GIC Ratings Unaffected by AIG’s $1.64B Settlement

American International Group Inc. yesterday announced a $1.64 billion settlement with state and federal regulators and an additional $1.69 billion pre-tax charge against earnings for the fourth quarter of 2005 following a review of its loss reserves by an independent consultant.

Processing Content

The settlement with the New York attorney general and state Insurance Department as well as the U.S. Securities and Exchange Commission and the Department of Justice, resolves pending litigation and investigations into fraud, bid-rigging, and improper accounting.

The credit rating of the insurance giant and its subsidiaries — which provide guaranteed investment contracts to municipal housing bond issuers — will not be affected, all three major rating agencies said yesterday. AIG provides an estimated $20 billion in GICs to reinvest mortgage payments and guarantee a rate of return sufficient to cover debt service requirements for municipal issuers.

The New York-based insurer, which was previously rated triple-A, was hit with a series of downgrades after it was reported last year that regulators were investigating its business practices, leading to a $2.7 billion earnings restatement last May.

Fitch Ratings said in a statement yesterday that it “views the financial effect of the settlement as a sizable but manageable figure for a company with AIG’s earnings profile and overall financial flexibility.” Fitch currently assigns AA-plus insurer financial strength ratings to the AIG subsidiaries it rates.

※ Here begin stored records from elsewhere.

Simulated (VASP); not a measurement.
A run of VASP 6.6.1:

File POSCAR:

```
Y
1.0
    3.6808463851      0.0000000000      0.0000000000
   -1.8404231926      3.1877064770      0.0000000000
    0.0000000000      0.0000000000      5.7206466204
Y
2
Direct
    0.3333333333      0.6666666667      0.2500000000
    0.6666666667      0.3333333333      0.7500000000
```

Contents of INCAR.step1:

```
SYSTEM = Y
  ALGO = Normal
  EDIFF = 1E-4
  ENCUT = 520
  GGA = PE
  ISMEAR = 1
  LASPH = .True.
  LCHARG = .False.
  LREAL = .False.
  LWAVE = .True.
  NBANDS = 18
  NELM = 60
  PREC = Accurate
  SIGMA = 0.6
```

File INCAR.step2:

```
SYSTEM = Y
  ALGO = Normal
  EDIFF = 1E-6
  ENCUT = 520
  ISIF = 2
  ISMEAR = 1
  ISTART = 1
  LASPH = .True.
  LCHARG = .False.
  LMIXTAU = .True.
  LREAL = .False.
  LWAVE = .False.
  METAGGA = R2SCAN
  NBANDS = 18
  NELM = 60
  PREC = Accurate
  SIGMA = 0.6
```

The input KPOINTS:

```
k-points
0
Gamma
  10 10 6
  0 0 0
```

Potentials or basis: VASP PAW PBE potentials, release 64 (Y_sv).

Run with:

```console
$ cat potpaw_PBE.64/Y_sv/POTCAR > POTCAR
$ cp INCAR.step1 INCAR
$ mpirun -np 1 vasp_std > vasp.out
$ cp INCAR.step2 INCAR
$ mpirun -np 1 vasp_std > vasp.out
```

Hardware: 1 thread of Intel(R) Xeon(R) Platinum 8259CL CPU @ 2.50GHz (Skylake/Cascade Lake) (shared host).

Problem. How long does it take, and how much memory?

Standard & Poor’s said in a statement that it “expects the company to meet the cost of these items with its current liquidity resources, including short-term borrowings, which will reduce the company’s liquidity position for a period of time.”

However, the rating agency said AIG’s outlook remains negative due to other litigation, continuing weaknesses in its controls, and a lack of information over the deficiency in its loss reserves. Standard & Poor’s assigns a AA to the counterparty rating it uses to determine the value GICs provide to housing bonds.

Moody’s Investors Service rates AIG’s senior-unsecured rating — which it uses to assess GICs — as Aa2.

While condemning the insurer’s past actions, regulators praised reforms the insurer is making.

In a statement, Attorney General Eliot Spitzer blamed senior managers for deceiving the investing public and regulators. “However, by changing management, implementing reforms, and providing restitution to injured investors, customers, and states, the company has placed itself on a path toward resurgence,” Spitzer said.

“AIG is committed to business practices that provide transparency and fairness in the insurance markets,” president and chief executive officer Martin J. Sullivan said in a statement. “We have already implemented a wide range of improvements in our accounting, financial reporting, and corporate governance, and will continue to make enhancements in these areas.”

Under the settlement, $800 million will to go investors deceived by false financial statements, $375 million to AIG policyholders harmed by bid-rigging, and $344 million will go to states harmed by its practices involving workers’ compensation funds. New York and the SEC have also each assessed $100 million in penalties against AIG.